Potholed streets circle aimlessly beneath damaged electric lighting. The pit closed, the people left and the houses were bulldozed. This is a housing estate with no houses, with no people.

I headed over to Fife to visit the location of one of the few collieries I actually remember. The Seafield pit near Kirkcaldy was a major landmark when I was a child, situated as it was a mile or two from my aunt and uncles home in Kinghorn. I hadn’t been on the road from Kinghorn to Kirkcaldy in decades and everything was as it had been, until, as the road passes under the railway line, the view ahead is no longer of the imposing colliery buildings, but instead a newly constructed housing estate. All that remains of the Seafield mine is a small blue plaque, placed low on a metal fence surrounding a children’s play park. When the mine opened in 1960 it was claimed it would have a working life of 150 years. It lasted 28. The coal is still there, millions of tons of it, snaking out under the Firth of Forth.

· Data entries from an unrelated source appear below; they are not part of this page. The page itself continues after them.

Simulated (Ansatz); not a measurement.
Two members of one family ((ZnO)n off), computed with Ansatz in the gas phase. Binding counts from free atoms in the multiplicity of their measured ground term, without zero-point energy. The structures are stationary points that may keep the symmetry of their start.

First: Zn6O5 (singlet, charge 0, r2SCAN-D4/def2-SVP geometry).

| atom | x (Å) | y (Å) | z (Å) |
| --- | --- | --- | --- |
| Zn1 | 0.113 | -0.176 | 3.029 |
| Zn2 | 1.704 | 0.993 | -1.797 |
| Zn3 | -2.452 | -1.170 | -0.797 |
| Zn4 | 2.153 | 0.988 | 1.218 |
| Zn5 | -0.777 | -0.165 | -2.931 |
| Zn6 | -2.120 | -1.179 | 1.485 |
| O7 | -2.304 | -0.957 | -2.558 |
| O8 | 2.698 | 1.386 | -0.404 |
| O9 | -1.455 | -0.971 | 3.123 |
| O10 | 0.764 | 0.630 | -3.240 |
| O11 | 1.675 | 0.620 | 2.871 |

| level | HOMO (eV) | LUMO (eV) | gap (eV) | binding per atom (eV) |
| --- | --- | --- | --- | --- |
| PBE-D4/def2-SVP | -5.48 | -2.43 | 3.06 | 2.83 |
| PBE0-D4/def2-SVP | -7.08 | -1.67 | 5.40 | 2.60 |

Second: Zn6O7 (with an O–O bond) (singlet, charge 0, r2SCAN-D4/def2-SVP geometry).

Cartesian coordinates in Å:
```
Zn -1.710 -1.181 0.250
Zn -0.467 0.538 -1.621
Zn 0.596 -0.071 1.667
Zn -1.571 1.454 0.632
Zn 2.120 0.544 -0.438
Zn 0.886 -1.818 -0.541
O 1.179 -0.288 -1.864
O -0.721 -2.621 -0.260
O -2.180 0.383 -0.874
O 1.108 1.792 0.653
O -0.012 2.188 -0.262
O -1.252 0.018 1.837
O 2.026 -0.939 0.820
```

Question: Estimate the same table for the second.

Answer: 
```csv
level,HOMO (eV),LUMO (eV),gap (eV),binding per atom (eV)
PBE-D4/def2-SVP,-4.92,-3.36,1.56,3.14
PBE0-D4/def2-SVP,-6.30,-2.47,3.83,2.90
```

It is Saturday afternoon in Danderhall Miners Welfare & Social Club. Outside a local football team struggle against a near hurricane wind. Inside, in the bright and sunlit bar a few ex-miners gather. It had been a big night the night before at Prestonpans Miners & Social Welfare Club – a large gathering of ex-miners, councillors and MSPs. John Barr, whose portrait I took, spoke to me of his time working at Monktonhall Colliery until it closed and then Longannet Colliery until it also closed. He had been, and now probably always will be, the last working miner in Danderhall.

What surprised me was just how little of the infrastructure of the coal industry in Scotland remains. It has been almost entirely wiped off the map. Although the buildings and the pit wheels may have been demolished years ago, deep below the ground the coal they were built to extract is still there – and above, the miners are too.

• Alan McCredie began the ‘100 weeks of Scotland’ website in October last year, and it will conclude in Autumn 2014. McCredie’s goal is to chronicle two years of Scottish life in the run-up to the independence referendum.

Alan says ‘one hundred weeks...’ is intended to show all sides of the country over the next two years. On the site, he says: “Whatever the result of the vote Scotland will be a different country afterward. These images will show a snapshot of the country in the run up to the referendum.

“The photos will be of all aspects of Scottish culture - politics, art, social issues, sport and anything else that catches the eye.”